In their attempts to “explain” the slump, some commentators even faulted Bismarck, accusing him of surrendering economic policy to his influential banker, Bleichröder. Thus the archconservative Kreuzzeitung, the voice of Protestant orthodoxy, taxed the chancellor with practicing a shameless Judenwirtschaft (Jewish economic policy). Insinuations that Bismarck was under the influence of the Jews were echoed in the conservative Catholic press, which attributed the so-called Kulturkampf, the chancellor’s anti-Catholic crusade of the 1870s, to an unholy alliance between the national government, the liberals, and the Semites. In Fontane’s novel L’Adultera (1882) a conservative former official suggests that Bismarck emulated the Jews in his opportunistic political style: “He has something of the plagiarizing quality, he has simply annexed other people’s thoughts, both good and bad, and put them into practice with the help of all readily available means.”

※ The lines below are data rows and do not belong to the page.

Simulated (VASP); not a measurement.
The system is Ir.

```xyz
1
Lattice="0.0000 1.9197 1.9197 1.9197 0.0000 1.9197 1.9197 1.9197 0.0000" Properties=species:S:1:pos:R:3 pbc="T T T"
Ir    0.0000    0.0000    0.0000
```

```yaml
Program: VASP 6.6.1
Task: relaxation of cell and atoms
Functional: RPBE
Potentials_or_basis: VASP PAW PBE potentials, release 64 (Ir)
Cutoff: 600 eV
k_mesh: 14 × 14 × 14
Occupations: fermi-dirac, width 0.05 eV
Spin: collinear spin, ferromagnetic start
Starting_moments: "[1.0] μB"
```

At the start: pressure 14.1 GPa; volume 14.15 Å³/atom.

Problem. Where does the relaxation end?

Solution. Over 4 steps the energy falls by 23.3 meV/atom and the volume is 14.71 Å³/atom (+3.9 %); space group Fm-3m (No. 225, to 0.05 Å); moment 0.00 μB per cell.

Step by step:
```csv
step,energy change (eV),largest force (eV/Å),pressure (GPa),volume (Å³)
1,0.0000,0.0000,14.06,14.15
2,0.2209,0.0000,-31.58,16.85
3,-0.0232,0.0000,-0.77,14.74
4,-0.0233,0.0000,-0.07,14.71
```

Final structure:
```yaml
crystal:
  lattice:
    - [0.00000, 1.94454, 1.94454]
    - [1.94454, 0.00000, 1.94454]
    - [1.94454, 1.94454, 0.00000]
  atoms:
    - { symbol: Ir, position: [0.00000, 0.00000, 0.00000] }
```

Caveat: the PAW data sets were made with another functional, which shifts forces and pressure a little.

Smarting from charges that his alleged subservience to the Jews was responsible for the crash, Bismarck embarked on a hasty program of damage control. He convinced Bleichröder to bail out some prominent noble investors who had lost huge sums. However, he did nothing for the little investors; they, as he admitted to the French ambassador, were “left drowning.” Through his son Herbert, the chancellor also asked Bleichröder to publicly disavow his close connections to the government. Deeply humiliated, the Jewish banker contemplated leaving Germany altogether. After all, he had given his unswerving support to the German nation in the belief that he himself was fully German and that the state would protect him. Bismarck did not personally join in the vicious attacks against his banker, but he never once offered him his support, nor did he take a public stance against anti-Semitism, which he clearly hoped could be manipulated to deflect the criticism leveled against his own policies. Thus, in addition to cold-shouldering Bleichröder, he turned against the man who had done most to pop the speculative bubble, Edward Lasker, who was conveniently Jewish as well as liberal. Blaming the messenger for the message, Bismarck suggested that the parliamentarian and his colleagues had engineered the crash to embarrass the government. In the wake of the financial debacle, Bismarck saw to it that Germany began to move away from the economic liberalism of the Gründerzeit toward a program of high tariffs and state subsidies for hard-pressed manufacturers. Berlin, briefly a center of free trade, now became a bastion of protectionism.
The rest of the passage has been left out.